Communications Minister Mitch Fifield knew the ABC board was planning to sack managing director Michelle Guthrie a fortnight before she was formally dumped.
Ms Guthrie was sacked late last month, after the board decided it was in the best interests of the organisation for her to go.
Shortly after, allegations were raised that ABC chair Justin Milne had pressured Ms Guthrie to sack two senior journalists because their reporting had angered the Federal Government.
He quit shortly after, following significant pressure to stand down.
Senator Fifield told the Senate on Monday morning that he had a “professional relationship” with both Ms Guthrie and Mr Milne.
“Let me be clear, prior to these media reports I was not aware of the allegations of encounters between the former managing director and the former chair in relation to staffing matters,” he said.
The Minister said he had received the findings of an investigation by the Secretary of the Communications Department into the incident, and argued it showed there was no political interference with the public broadcaster.
Senator Fifield also outlined the chain of events leading up to Ms Guthrie’s sacking.
“The then-chair spoke to me in Canberra on September 12 to advise that the board no longer believed the managing director was best placed to lead the organisation,” Senator Fifield said.
“He further advised that he would be conveying this to the managing director on behalf of the board the following day.
“Although not sure where this matter would land, he hoped that a mutually agreeable path could be found. I indicated to the chair that I respected the managing director’s position was, under the legislation, a matter for the Board.
“Given the uncertainty as to how this would conclude, and out of respect for the privacy of the managing director, I undertook to not further convey that information at that time.”
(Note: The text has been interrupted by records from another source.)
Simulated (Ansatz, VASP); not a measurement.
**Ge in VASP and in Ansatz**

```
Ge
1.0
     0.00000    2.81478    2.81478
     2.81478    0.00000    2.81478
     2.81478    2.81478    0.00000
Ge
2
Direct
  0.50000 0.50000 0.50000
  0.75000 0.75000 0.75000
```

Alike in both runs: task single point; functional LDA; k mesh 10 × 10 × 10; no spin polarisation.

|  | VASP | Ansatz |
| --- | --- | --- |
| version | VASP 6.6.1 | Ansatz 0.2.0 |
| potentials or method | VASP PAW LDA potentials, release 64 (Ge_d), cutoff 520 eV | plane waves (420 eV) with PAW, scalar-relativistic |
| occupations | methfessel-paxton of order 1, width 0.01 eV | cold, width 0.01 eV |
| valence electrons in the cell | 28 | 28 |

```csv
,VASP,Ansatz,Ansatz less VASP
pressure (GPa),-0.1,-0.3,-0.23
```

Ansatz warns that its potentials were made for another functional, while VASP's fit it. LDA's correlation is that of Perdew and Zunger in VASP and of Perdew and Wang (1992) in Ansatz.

The Federal Opposition argued the Coalition could not pretend it had no role in the leadership turmoil at the ABC.
“What [Senator Fifield] attempted this morning is to come in here and wipe the blood off his hands for all the damage that he’s done to the ABC,” Labor senator Deb O’Neill said.
She accused him of “cleaning up after the scene of the crime of constant and persistent attacks on our national broadcaster”.